Roberto Clemente’s 3000th Hit- An Account From A Sportswriter Who Covered It.



Written by Bob Smizik- former Pittsburgh Press and Post-Gazette sports writer who has a fantastic blog covering Pittsburgh sports.

Forty years ago today — Sept. 30, 1972 — it was cool and partly cloudy in the early afternoon, perfect weather for football. But this was a day for baseball in Pittsburgh. Pirates great Roberto Clemente had a rendezvous with history.
You wouldn’t have known it, though, from the lack of hype. The phrase “overhyped’’ probably didn’t exist back then. There was no ESPN, no Internet, no intense national focus on all things sports.
The Pirates were playing the New York Mets at Three Rivers Stadium and Clemente went into the game with 2,999 hits. Only nine other players in MLB history had reached 3,000 hits. Clemente was about to become the 10th, but the historical nature of the feat was hard to detect that afternoon.
For starters, only 13,117 people came to Three Rivers Stadium to see not just history but the World Champion Pirates. And it’s not like the Pirates had faltered in defense of their title. They were winning with more regularity in 1972 than they had in 1971. They were the favorite to repeat as World Series winner.
The national media, what there was of it in those days, was not in attendance. The press box at Three Rivers was barely more crowded than on a normal day.
Nor was Steelermania affecting the interest. The Steelers Nation had not yet been born. The Steelers were gaining in popularity but still were losers, still about three months away from their own slice of history — the Immaculate Reception.
Clemente batting in his customary No. 3 spot in the lineup — behind Chuck Goggin and Rennie Sennett — struck out in the first inning against Mets starter Jon Matlack. When he came to bat in the fourth, neither Matlack nor Pirates starter Dock Ellis had allowed a hit.
Clemente ended that. He lashed a Matlack pitch in the left-center gap — a fitting No. 3,000 — for a double. The small crowd was on its feet, and in a picture for the ages the proud Clemente doffed his cap to the fans.

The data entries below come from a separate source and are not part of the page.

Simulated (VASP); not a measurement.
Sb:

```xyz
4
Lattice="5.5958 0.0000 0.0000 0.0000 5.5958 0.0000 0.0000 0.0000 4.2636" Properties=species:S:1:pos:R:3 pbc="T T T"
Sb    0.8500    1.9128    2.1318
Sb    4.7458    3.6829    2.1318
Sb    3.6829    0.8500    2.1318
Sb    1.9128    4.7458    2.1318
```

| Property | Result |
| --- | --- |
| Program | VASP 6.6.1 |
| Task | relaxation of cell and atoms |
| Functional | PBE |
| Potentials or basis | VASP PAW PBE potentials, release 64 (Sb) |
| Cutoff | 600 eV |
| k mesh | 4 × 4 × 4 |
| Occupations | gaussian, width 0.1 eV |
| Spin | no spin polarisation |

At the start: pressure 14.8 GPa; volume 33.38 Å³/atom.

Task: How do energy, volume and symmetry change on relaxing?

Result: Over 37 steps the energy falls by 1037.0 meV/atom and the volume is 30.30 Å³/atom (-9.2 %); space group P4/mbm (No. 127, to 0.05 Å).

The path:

And that was pretty much it. When Clemente’s turn at bat came the next inning, appropriately enough, another future Hall of Famer, Bill Mazeroski, pinch-hit for him.
The Pirates allowed the media into their clubhouse for an interview. My recollection is there might have been 10 people surrounding Clemente. He made a point of thanking his parents and was emotional, not unusual for him, during the interview, which lasted about 10 minutes.
Clemente’s hit ignited a three-run rally and the Pirates went on to win, 5-0. Ellis’ no-hitter was broken up in the sixth and he was removed after the inning in anticipation of a post-season start.
To further emphasis how underappreciated this event was, the next day in the Pittsburgh Press — at the time the only Sunday newspaper in the region — Clemente’s achievement was not the lead story. In the greatest journalism misjudgment of my lifetime, the lead story that day was a loss by Pitt, falling to 0-5 and on its way to a 1-10 season, to Northwestern.